Energy fluxes at the surface that are part of this model are net shortwave radiation flux (SW_net), net longwave radiation flux (LW_net), turbulent heat exchange flux through latent and sensible heat (Q_lat and Q_sens, respectively), and the conductive heat flux into the ice (Q_sub). Equation (2) is solved for the surface temperature with a melt energy flux (Q_melt) set to zero. If the resulting surface temperature is higher than 0 °C, the surface temperature is set at 0 °C and the energy fluxes in Eq. (2) are recomputed, resulting in a value for Q_melt>0. The EBFM requires air temperature, pressure, relative humidity, cloud cover, and precipitation as input to solve the surface energy balance, which comes from the downscaled Norwegian Hindcast Archive (NORA10) regional climate model dataset (Haakenstad et al., 2020).

Below the surface, the EBFM solves the thermodynamic equation and the densification equation. The thermodynamic equation, in which ρ is the firn density, c_p(T) is the temperature-dependent heat capacity of the firn, κ(ρ) is the firn-density-dependent effective conductivity of the firn, F is the refreezing rate (in kg m⁻³ s⁻¹), and L_m is the latent heat of melting ice (3.34×10⁵ J kg⁻¹), describes the temporal change in the temperature–depth profile due to heat conduction and refreezing of percolating and stored meltwater and rainwater.

$$\begin{array}{}\text{(3)}& \mathit{\rho }{c}_{\mathrm{p}}\left(T\right){\displaystyle \frac{\mathit{\delta }T}{\mathit{\delta }t}}={\displaystyle \frac{\mathit{\delta }}{\mathit{\delta }z}}\left(\mathit{\kappa }\left(\mathit{\rho }\right){\displaystyle \frac{\mathit{\delta }T}{\mathit{\delta }z}}\right)+F{L}_{\mathrm{m}}\end{array}$$

The densification equation describes the change in firn density due to gravitational compaction and refreezing.
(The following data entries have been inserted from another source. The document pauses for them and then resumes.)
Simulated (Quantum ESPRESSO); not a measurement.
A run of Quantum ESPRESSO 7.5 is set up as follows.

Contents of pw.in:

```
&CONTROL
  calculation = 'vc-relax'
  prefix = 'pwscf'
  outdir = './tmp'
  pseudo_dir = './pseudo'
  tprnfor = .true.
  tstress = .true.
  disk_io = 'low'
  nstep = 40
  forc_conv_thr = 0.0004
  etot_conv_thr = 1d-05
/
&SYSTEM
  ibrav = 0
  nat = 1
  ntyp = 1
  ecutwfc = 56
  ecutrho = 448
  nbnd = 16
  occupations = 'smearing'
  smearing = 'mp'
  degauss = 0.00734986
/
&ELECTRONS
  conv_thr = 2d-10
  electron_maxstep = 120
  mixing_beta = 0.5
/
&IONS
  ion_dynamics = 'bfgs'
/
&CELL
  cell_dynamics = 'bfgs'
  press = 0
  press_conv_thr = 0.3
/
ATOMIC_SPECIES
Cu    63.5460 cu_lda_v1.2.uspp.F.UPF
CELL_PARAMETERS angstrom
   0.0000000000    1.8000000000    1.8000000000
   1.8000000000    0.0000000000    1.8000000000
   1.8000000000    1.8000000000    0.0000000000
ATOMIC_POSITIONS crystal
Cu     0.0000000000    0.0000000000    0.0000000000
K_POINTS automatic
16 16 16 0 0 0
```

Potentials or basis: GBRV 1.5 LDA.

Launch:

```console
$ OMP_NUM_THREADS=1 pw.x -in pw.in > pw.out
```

$$\begin{array}{}\text{(4)}& {\displaystyle \frac{\mathit{\delta }\mathit{\rho }}{\mathit{\delta }t}}=K_{\mathrm{g}}\left(\mathit{\rho },T\right)+F\end{array}$$

The firn density of fresh deposited snow is fixed at 350 kg m⁻³. Gravitational compaction K_g(ρ,T) follows Ligtenberg et al. (2011):

$$\begin{array}{}\text{(5)}& K_{\mathrm{g}}\left(\mathit{\rho },T\right)=C\left(b\right)bg\left({\mathit{\rho }}_{\mathrm{ice}}-\mathit{\rho }\right)\exp \left(-{\displaystyle \frac{E_{\mathrm{c}}}{RT}}+{\displaystyle \frac{E_{\mathrm{g}}}{R{T}_{\mathrm{avg}}}}\right),\end{array}$$

in which C(b) is an accumulation-dependent parameter (Ligtenberg et al., 2011), b is the accumulation rate, ρ_ice is the density of ice (typically 917 kg m⁻³), E_c is the activation energy of creep by lattice diffusion (typically 60 kJ mol⁻¹), E_g is the activation energy of gain growth (typically 42.4 kJ mol⁻¹), R is the gas constant, T is the temperature of the firn, and T_avg is the temporal mean subsurface temperature.

Water in the EBFM originates from surface melt and rain and percolates down from the surface into the firn. This happens in two ways: by using the fast deep-percolation statistical parameterization from Marchenko et al. (2017a) for the instantaneous vertical distribution of available melt and rain and by applying the “tipping-bucket” scheme for subsequent vertical transport. The fast percolation instantaneously distributes water in the vertical model according to a normal distribution with a peak at the surface. Further water transport is modeled with a tipping-bucket approach. Firstly, the water refreezes when the conditions in a model layer are sufficient, namely when the temperature is below melting point and the firn density is below the firn density of ice. Refreezing raises the temperature and firn density. In cases where not all water refreezes, a small portion will be stored in the layer as irreducible water content. The remaining water will percolate down to the next layer, where the process repeats. This continues until the water encounters impermeable ice, in which case the water becomes runoff, i.e., water input in the Lomonosovfonna Perennial Firn Aquifer Model (LPFAM).

3.3 Firn aquifer modeling

The US Geological Survey (USGS) Modular Hydrological Model MODFLOW 6 is chosen in this research to model the horizontal and vertical water flows in the PFA on the Lomonosovfonna ice cap. For extensive documentation, the reader is referred to Bakker et al. (2016) and Langevin et al. (2017).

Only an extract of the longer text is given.